LIFE AS A MODERN-DAY DAD
Circumnavigating any part of life today can be a daunting task at best. With the world changing so drastically every day it’s hard to keep tabs on even the most basic of principles. As a father these difficulties are exacerbated by our struggles with our deep-set traditions and instincts vs external current world views.
I hope to create some real conversation with you in a safe and nurturing space. I hope this article and subsequent articles will help fathers like myself who just don’t know exactly how or where to begin.
Let me introduce myself.
My name is Paul Abner. I grew up in North Philadelphia with my older brother and four sisters. Currently I live in a suburb outside of the city- where I am a stay-at-home-father taking care of my two children, my five-year-old daughter and my two-year-old son. Their mother is a very driven career-woman who has absolutely dominated her career.
As my kids grow, I find myself asking difficult questions. Like for instance: “where do I start?”
Do I teach structure and discipline like my mother? Or a ‘life is formless’ approach like my father?
Please join me on this journey as I process out loud:
Recently I was reading a book that chronicles the lives of three very strong women. In fact, the influence on their children through the adversities they faced lead to three of the most influential men in American history. I speak of James Baldwin, Dr Martin Luther King Jr and Malcom X. This reading had undoubtedly led me to witness both the unveiling of some amazing discoveries and the shining of a potentially blinding spotlight on some atrocities.
That brought me to my first question: Do I teach my children about slavery? And if so, do I highlight the stories of degradation and suffering or do I zoom in on the stories of those who looked death directly in the eyes and pushed forward?
It would seem a healthy balance of the two would be the best approach, however I am hesitant.
I don’t want to teach my kids about oppression for fear it will become a lifelong crutch. At the same time ignoring the fact that these things existed could be setting them up for a big fall in a world where the color of their skin matters more than anything else about them.
Sure, we can pretend these things no longer exist, but with all due respect to all, please keep in mind we are having an honest conversation.
I often look at the other side of the coin. It must be equally difficult for European Americans to teach their children about slavery for fear they will hate themselves, and it must be near impossible to ignore the hate they will also receive (while different) for just being born white.

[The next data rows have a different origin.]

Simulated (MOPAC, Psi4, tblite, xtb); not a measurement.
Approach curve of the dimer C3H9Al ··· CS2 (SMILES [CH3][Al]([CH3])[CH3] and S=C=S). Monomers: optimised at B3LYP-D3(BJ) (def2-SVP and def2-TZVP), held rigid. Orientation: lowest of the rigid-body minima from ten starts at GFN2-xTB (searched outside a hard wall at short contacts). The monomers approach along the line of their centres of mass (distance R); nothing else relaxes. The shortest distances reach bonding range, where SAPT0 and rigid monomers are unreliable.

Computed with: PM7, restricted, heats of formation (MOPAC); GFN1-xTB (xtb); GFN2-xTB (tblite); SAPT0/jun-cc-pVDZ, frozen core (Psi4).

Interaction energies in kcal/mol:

As fathers, we wake up every day with one common goal. That is to keep or families safe. Yet how can we do that in a world where difficult conversations are no longer acceptable or at least encouraged?
That’s the space I aim to hold for us; the space where we communicate, connect and respectfully forge bonds through our common ground and at the same time progressively respect beliefs within the community of fatherhood that may even be different than our own. We are all unique and we certainly need to celebrate and support those difference even as we navigate our likenesses.
This will overall strengthen our parenting, our community, our world, our families and our children.
If you made it to this part of the article then it’s safe to assume that we all understand that being cancelled does not equate to keeping our children alive, safe and secure. We have the awareness that it starts with courage, compassion and community and in having an open dialogue about some of the difficult issues, such as the ones I lay before you.
You have already demonstrated fearlessness and commitment to proactively aiding in your child’s development, and in the healing and celebrating of our world on many levels, so let’s dive deeper.
There are infinite discussions we will bring to the table on many important topics that we need be aware of and communicate openly and respectfully about.
Like most fathers, I live by the “To Each Their Own.” Principle. Yet it’s very difficult for many of us to ‘live and let live’ when our children seem to become the target of teachings that are out of alignment with our personal practices and beliefs.
For instance, I know men who love to hunt- they teach their sons to hunt. I also know fathers who would never see or take part in an animal harmed- they only eat plant-based foods. Also, there is a growing movement for more specifically defined genders and more rights for those genders.
So, who’s right? Obviously, each school of thought, each situation, each approach innately has merit.
My questions, uncertainties and hesitancies begin when the two sides begin to fight over that merit. It goes a step further in the wrong direction, when one side feels its argument should serve as grounds to punish, ruin or intentionally degrade the ‘opposition’.
Where is the line drawn between healthy discourse and full-on fascism (believe what I believe, or else) and how can we heal this harmfully polarizing division, closed-mindedness and shaming? It makes me question whether the things I’m teaching my son will be detrimental to him in the future… How will my personal guidance as his father effect and impact his career, love, and friendships?
I’d love for my son to be an all-American football star who knows the value of an honest day’s work. Yet, how in that scenario do I provide and instill a priority on his mental health? Where in that formula for cultivating a ‘man’s- man’ do I leave room for raising someone who can truly honor and articulate his feelings?
Again, very difficult.
As for my daughter, I know what goes on in a man’s mind. How do I prepare her for a world that will surely try to take advantage of her, without scaring her into a shell?
Her mother is an absolute titan of industry yet longs for the pure joy of being a full-time mother. So how do I explain to my daughter that while money is important, there is no greater joy than motherhood?
Perhaps try what has started to work for me:
Ask yourself what things are most difficult to speak about and take a moment to listen to and process what comes up for you.
Then begin with the words “well, I feel……”
Maybe these three words will help jumpstart your adventure into your own thoughts and feelings as well as into someone else’s mind and heart.
Remember to speak your highest truth kindly and be willing to listen to others compassionately.
Two ears one mouth.
So, in writing this article and in processing out loud, I feel I am one step further along the path than I was before writing it; I hope my words have also inspired you.
I leave you for now with this:
Fatherhood is a gift, a blessing and a responsibility. Start where you are and do what you can to listen, learn and lead along the way.
As I look back and begin to look forward with you, I hope that we can all find a healthy, happy and productive common ground and at the same time proudly bring to the table our differences that make us special and unique. I have high hopes and great confidence in us all that we can together solve the equation that facilitates our becoming the much sought after 1% better every day, as fathers, as men and as human beings.
By Paul Abner
Thank You for reading, and Happy Father’s Day!